OK, here's a challenge for you. Define punk in - oh, I dunno, 25 words or less. Betcha can't. Me, I wouldn't even try. Because the days when you could nail punk down to a certain sound or style (or even hairstyle) have gone, and that's no bad thing. Diversity has kicked in with a vengeance, and that's fine by me, since that was always the whole point of punk. I remember a time - not so many years back - when punk bands seemed to be degenerating into a pile of identikit Exploitedalikes, but that was never the way it was meant to be. But now, it's all over the shop again, which is much more like it. Tonight we have a chance to dip into the punk pool, and see what strange creatures we fish out. Tonight: four bands, without much in common except an attitude and an aptitude for kicking up a racket.

vvvvvv The Computers  

The Computers might have a name that makes you think of electronics, but in fact the combo turns out to be a kind of bashed-up garage band version of Devo, all uniform whiteness and geek spex. The music is a gleefully trashy thrash, fast and catchy and sixties-eighties weird, like someone's put early XTC in a mincer with The Count Five. The vocalist exchanges cheery banter with the audience between songs, and adopts a fearsome shriek during them. Rough, ready, and rather fun.

ccccc Scourge Of River City  

If Cooter, the garage mechanic from The Dukes Of Hazzard (c'mon, you remember Cooter!) ever formed a band, I dare say it would turn out something like Scourge Of River City. A purposeful bunch of gents, all lumberjack shirts and denim, they look like the blokes in the Jack Daniels adverts: no-shit American working guys ready to chug-a-lug a couple beers and get busy with the rockin'. It is, therefore, a slight surprise that the band actually hails from London, and in spite of the stand-up bass dominating the stage, Scourge Of River City don't do psychobilly. Instead, the band delivers a tight package of abrasive alternorock in which the dunka-dunka-dunka of the bass sounds downright incongruous, matched as it is with a wall of rock guitar and ripped-up rock vocals. Very Foo Fighters, in a way, and while I can't quite decide if the band's mash-up of traditional rockabilly elements with a more contemporary rock sound entirely hangs together, it's a bold move and a musical collision that might just work in the end, even if I'm not quite convinced that it works now.

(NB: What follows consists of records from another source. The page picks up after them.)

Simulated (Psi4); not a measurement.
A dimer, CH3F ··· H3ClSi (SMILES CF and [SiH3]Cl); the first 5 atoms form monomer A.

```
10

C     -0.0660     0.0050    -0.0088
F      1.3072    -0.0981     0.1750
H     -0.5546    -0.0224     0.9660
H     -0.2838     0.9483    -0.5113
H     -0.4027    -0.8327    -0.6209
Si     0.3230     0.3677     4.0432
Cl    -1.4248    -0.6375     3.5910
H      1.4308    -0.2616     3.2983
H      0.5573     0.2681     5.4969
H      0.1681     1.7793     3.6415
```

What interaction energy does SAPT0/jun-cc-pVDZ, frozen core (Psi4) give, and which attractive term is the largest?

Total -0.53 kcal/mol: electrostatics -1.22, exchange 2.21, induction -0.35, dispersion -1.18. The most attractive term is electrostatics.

Love and a .45Love and a .45 have been on tour. That's probably a superfluous detail, because unless you're specifically informed otherwise, you can take it as a given that Love and a .45 are always on tour. This band spends half it's life on the gig circuit, and they're right to do so, because even - no, especially - in these days of instant downloads and all-pervasive media, any band that can kick it on stage will ultimately make an impact. Love and a .45 make an impact, all right. They hit the stage with a blam, and it's fast and furious from the starting line. In fact, the band seem to be playing everything at 300mph - 'Lights On The Water' slams past like a Eurostar - which is probably a side effect of all that touring. As the gigs rack up, everything starts speeding up. This means the detail in the songs tends to vanish in the blur of sheer velocity. That's a slight shame, because Love ands a .45 do write some nifty pop-punk anthems with all that songwriting stuff - you know, catchy choruses, hooks that lodge in your brain - well to the fore. Hear 'em and love 'em, but at warp speed it all gets a bit indistinct. Fortunately, the band's sound, a heady mix of L7 and X-Ray Spex, is in full effect, and vocalist Kate Moritz is a human hand grenade of energy, bouncing off the walls as she rips out the lyrics. I say this: Love and a .45 stand as one of the best UK punk bands around at present, and with plenty of potential to make it beyond the punk scene, too. Just...pace it a bit, OK, guys?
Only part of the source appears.